# SciPy 2023 Talk Planning
## Notes
- Questions for Brian
- What data is available?
- Can we actually scale across heliocloud with Dask?
## Overall messages to convey
- Solar physics is cool
- Solar data has its own particular foibles
- sunpy was built before cloud compute was generally available - can it adapt to a cloud-future?
- Show what works and what does not work!
## Tasks
- Fido client for searching AIA files on heliocloud
- Can we take advantage of the registry that is being developed?
- Identify a dataset of interest
## Slides
- Intro to solar physics
- as illustrated by data products
- movies of eruptive events
- composites of AIA+LASCO for extended corona
- and here is an eclipse image (connect to eclipse that will pass over Austin next year)

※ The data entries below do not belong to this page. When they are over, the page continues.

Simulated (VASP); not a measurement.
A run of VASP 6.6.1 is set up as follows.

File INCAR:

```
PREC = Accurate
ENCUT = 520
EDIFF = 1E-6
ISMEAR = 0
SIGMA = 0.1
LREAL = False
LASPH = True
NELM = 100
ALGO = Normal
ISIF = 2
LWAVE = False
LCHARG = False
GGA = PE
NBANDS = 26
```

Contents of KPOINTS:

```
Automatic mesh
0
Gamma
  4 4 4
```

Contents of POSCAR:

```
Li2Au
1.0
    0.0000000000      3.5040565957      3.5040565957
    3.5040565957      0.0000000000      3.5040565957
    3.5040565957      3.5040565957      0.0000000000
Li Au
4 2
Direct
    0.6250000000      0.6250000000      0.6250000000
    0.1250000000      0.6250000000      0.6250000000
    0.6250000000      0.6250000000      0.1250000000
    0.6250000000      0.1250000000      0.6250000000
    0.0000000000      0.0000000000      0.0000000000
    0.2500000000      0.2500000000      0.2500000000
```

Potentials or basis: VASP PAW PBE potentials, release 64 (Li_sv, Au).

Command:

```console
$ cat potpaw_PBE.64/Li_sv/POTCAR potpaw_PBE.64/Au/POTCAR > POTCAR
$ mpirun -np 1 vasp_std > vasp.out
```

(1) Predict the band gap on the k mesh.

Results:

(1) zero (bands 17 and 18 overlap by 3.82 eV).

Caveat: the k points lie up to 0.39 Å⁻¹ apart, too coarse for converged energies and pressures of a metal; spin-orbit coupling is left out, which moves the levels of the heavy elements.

- "first multi-messenger astronomy"
- Intro to SunPy
- as motivated by images shown in intro to solar
- every image you saw has a different coordinate system, we need a way to bundle image and coordinate system/metadata
- Also need to search for and download this data
- enter sunpy!
- strongly coupled to astropy--depend on this package for most of our core functionality
- introduce affiliated packages/ecosystem
- Difficulties of solar image data
- because every image has a difference co-ord system we don't have ready-to-stack data - datacubes need to be built.
- Multi-PB of solar data, heterogeneous types
- Do we want to discuss the problems of getting so much data from JSOC/VSO?
- Outstanding pain points
- Problems for SunPy
- WCS/xarray incompatibility (a chasm to build a bridge over)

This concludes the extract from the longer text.